First things first, the value of AMR stock is essentially pegged to the price of US Airways. That's because US Airways shareholders get 28% of the new combined airline, while American Airlines shareholders and creditors split up the remaining 72%. So the price of AMR stock tracks that of US Airways in absolute terms, acting like an option on US Airways stock. Indeed, the recent jump in US Airways shares, from $12 to around $18, has chased AMR from its low. At that price level, it's a different game for once-unlucky AMR shareholders. If US Airways continues to push higher, you can expect AMR to do the same.
So what changed in the last few months?
When AMR filed for bankruptcy, its margins were under pressure, it had high legacy labor costs, it was paying sky-high interest rates and nobody on Wall Street was willing to buy a secondary offering of its shares. Its options were limited. Now, the situation is completely different. Airline stocks are in high demand due to improving economic conditions, higher capacity utilization, more reasonable oil prices, and most importantly, the prospect of airline consolidation.
Merger agreement & bankruptcy plan
As most investors know, when a company declares bankruptcy, creditors and shareholders line up in strict order to receive what's left. But in this case, nobody needs to take a haircut. The way I understand this merger agreement, AMR owes its creditors a fixed sum and anything on top of that is gravy for AMR shareholders. Of course, in the 290-page agreement, there's more than its fair share of stipulations. Including a clause where even if nobody else gets paid, the executives get to carve out 40,000,000 shares of the new company for an "Incentive Award Plan".

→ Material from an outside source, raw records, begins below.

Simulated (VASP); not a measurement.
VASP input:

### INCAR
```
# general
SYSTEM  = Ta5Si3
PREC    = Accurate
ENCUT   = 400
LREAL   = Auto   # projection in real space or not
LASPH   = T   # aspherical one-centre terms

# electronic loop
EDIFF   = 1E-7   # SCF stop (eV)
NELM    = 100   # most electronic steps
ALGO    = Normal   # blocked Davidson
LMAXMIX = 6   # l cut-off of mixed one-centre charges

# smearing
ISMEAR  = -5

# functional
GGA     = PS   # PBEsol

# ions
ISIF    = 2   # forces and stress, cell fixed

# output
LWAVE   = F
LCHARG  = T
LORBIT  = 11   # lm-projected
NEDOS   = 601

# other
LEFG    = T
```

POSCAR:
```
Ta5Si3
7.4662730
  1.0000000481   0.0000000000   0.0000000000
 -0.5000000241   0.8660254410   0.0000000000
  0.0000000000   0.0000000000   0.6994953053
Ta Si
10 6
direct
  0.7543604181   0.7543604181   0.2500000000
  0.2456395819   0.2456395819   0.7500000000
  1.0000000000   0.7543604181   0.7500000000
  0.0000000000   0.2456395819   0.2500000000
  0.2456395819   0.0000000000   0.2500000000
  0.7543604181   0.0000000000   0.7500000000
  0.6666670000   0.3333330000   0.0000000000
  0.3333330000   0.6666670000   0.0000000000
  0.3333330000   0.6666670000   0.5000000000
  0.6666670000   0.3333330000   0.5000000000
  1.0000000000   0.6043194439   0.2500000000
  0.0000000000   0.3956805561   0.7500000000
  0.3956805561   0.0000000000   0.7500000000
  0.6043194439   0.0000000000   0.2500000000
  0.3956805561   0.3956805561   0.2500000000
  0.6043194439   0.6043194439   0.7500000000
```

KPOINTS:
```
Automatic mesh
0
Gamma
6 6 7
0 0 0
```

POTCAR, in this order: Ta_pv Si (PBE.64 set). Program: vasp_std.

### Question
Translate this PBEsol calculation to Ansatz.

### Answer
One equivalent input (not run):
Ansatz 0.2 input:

Yet, under what's called the "Initial Old Equity Allocation", AMR shareholders are entitled to 3.5% of the combined value of both airlines, a rare event for owners of bankrupt equities. But that 3.5% represents less than a dollar a share of AMR's stock price. The real money is in the "Market-Based Old Equity Allocation". Management has so far been coy about the exact mechanics of that windfall for AMR shareholders. Thomas Horton, CEO of AMR, was reported as saying: "Once the unsecured creditors are fully satisfied, any incremental value that gets created goes to the equity holders, over and above that 3.5%" (source). But no additional details were provided.
How do I arrive at $15?
I'll try to keep the math as simple as possible:
- Let's start with the 500M or so new common shares AMR gets to distribute to its existing creditors and shareholders (as calculated by taking the number "US Airways Fully Diluted Shares", or 208M multiplied by 72%/28%, which is the new ownership ratio).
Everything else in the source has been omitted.